Hello!

Page 100, already?

I just returned from upriver, a few days unplugged. I remember Salty Aire commenting about the Albany riverfront—now I know what you meant. From the Hudson, even beyond the Hudson Railway, Albany has been pretty much defaced with highway overpasses. It’s strange how for a long time, the waterfront along the Hudson was the least desirable, the most neglected, the most crime-ridden part of town. But that is changing in many river towns. Perhaps somewhere a little reverence for the river itself is returning. For anyone caught up in a love affair with the Hudson, it’s hard to imagine not feeling that in its sight.

*

“COMSTOCKERY”

or

The Less Appealing 19th Century We Wish Would Stay Buried in the Past

Who is this friendly face, you ask?

That, Fellow Twainers, is Anthony Comstock.

Although Comstock’s deeds don’t have anything to do with the above page or the present chapter, what he made his life’s mission will occasionally weave itself into our Hudson River yarn. Once again, here’s an excerpt from Luc Sante’s excellent Low Life, with links and images added in for our onboard enjoyment and discussions:

“. . . Anthony Comstock (1844–1915), incarnated the New York Society for the Suppression of Vice. Comstock was, in the name of moral reform and the advancement of purity, a punitive monster who boasted that he had hounded sixteen people to their death by suicide and misadventure. His absolutism and terrier-like fixation with rooting out anything remotely objectionable eventually earned him a word, “comstockery,” use of which is only now dying out. Comstock grew up in Connecticut and began his career at eighteen, by opening the spigots of kegs in a New Canaan liquor store, and went on to enter the employ of the YMCA. He began the Society for the Suppression of Vice in 1873, got it recognized as a quasi-official body during Republican and reform administrations, and under its aegis arrested at least three thousand persons for obscenity and destroyed some 160 tons of literature under various pretexts.
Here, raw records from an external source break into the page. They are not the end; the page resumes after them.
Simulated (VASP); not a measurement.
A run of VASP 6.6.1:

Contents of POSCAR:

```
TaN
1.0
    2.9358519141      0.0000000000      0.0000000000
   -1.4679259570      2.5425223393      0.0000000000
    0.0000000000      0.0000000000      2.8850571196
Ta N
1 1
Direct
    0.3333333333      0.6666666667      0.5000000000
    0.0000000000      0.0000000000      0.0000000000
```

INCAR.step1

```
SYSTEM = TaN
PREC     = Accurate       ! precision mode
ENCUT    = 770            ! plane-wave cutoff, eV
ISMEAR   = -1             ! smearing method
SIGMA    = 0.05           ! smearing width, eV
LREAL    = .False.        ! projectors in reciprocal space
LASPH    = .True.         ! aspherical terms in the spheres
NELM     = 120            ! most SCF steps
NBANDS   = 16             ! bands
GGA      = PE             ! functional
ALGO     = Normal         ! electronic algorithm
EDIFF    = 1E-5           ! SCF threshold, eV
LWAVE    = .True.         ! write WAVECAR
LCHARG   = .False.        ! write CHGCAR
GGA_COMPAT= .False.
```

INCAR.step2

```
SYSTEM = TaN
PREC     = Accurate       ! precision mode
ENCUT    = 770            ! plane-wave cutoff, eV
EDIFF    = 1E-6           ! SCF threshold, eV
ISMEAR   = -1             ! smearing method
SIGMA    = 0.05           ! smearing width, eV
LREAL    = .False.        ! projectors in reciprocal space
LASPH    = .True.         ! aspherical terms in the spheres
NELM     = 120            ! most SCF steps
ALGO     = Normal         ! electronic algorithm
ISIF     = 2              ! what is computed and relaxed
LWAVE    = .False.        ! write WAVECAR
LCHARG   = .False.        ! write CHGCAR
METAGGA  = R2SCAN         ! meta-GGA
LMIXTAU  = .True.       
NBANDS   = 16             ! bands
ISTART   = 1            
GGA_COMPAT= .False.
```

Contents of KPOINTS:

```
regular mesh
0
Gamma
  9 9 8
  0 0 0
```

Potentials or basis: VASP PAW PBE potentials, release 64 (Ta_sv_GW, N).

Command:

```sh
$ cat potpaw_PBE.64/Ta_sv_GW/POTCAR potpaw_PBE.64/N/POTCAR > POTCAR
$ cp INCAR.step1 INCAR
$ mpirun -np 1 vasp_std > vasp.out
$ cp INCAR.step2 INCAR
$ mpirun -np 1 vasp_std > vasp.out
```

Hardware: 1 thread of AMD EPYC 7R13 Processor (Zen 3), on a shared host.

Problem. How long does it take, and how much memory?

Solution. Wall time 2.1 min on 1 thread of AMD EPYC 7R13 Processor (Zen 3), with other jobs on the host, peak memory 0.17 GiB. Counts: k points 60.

He was best known for his entanglements with famous people of his day. Some credit him with having pressured the Department of the Interior to fire Walt Whitman; he brought legal proceedings against George Bernard Shaw for Mrs. Warren’s Profession (it was Shaw who subsequently coined “comstockery”) and against Paul Chabas for his painting September Morn, a sentimental, hardly salacious tableau that is perhaps the most famous barroom nude of all time; he got the city to ban Margaret Sanger‘s works on family planning.”